The Fuss About Wages Is The Fuss

The latest FOMC policy statement was dominated by a single, added word; “some.” As far as actual policy maneuvers I doubt it will make much of a difference, but it certainly adds more flavor to the growing evidence the US economy isn’t anywhere near close to what it should have been by now. In other words, even the mainstream economic narrative has shifted significantly.

I also have little doubt that the Fed was aware (either directly or through its own, parallel modeling) that wages would so disappoint. The same week that “some” goes into the policy statement about labor “improvement” the BLS’s Employment Cost Index (ECI), a gauge commonly used by the FOMC, rises by the smallest amount in 33 years. Coincidences are common but there is clear purpose here.

Not for lack of trying, but the US “boom” has evaporated once more into “it’s just around the corner.” The New York Times was typical to that effect:

Labor costs in the United States recorded their smallest increase in 33 years during the second quarter as workers were paid less in commissions and bonuses. The tiny gain appeared to be a temporary wage growth setback against the backdrop of diminishing labor market slack.

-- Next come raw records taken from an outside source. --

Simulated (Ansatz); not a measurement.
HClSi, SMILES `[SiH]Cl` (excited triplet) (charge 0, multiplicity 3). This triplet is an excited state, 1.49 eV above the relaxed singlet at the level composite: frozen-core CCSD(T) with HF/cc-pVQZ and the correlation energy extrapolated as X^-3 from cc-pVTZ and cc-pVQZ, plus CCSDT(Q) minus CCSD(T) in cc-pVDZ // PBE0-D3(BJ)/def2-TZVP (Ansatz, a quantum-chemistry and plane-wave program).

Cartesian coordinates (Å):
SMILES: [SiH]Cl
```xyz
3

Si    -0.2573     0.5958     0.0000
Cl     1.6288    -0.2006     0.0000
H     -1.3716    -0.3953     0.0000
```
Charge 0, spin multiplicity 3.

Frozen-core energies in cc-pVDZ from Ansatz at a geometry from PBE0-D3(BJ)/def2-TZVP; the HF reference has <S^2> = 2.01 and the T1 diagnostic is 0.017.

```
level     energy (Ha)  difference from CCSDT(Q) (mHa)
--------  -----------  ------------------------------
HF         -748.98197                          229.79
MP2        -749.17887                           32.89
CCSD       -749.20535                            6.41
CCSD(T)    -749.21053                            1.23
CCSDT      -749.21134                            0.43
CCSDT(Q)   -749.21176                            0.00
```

The rest of the article was spent detailing really how serious this report was in suggesting something not a “temporary wage growth setback.” When the ECI rose in Q1, it was as much commissions and bonuses but nobody had much to say about that then, suggesting which part was actually temporary.

In the second quarter, wages and salaries, which account for 70 percent of employment costs, rose 0.2 percent. That was also the smallest increase on record.

 

Private sector compensation failed to rise for the first time on record. Compensation in the services industry nudged up 0.1 percent in the second quarter after rising 0.6 percent in the previous period.

At MarketWatch, there was more realism in the analysis as it should be very clear by now that the “anomalies” in all these economic accounts are not when they are low.

The slowdown comes after first-quarter data had suggested wage growth had picked up perceptibly from the stagnant trend of several years.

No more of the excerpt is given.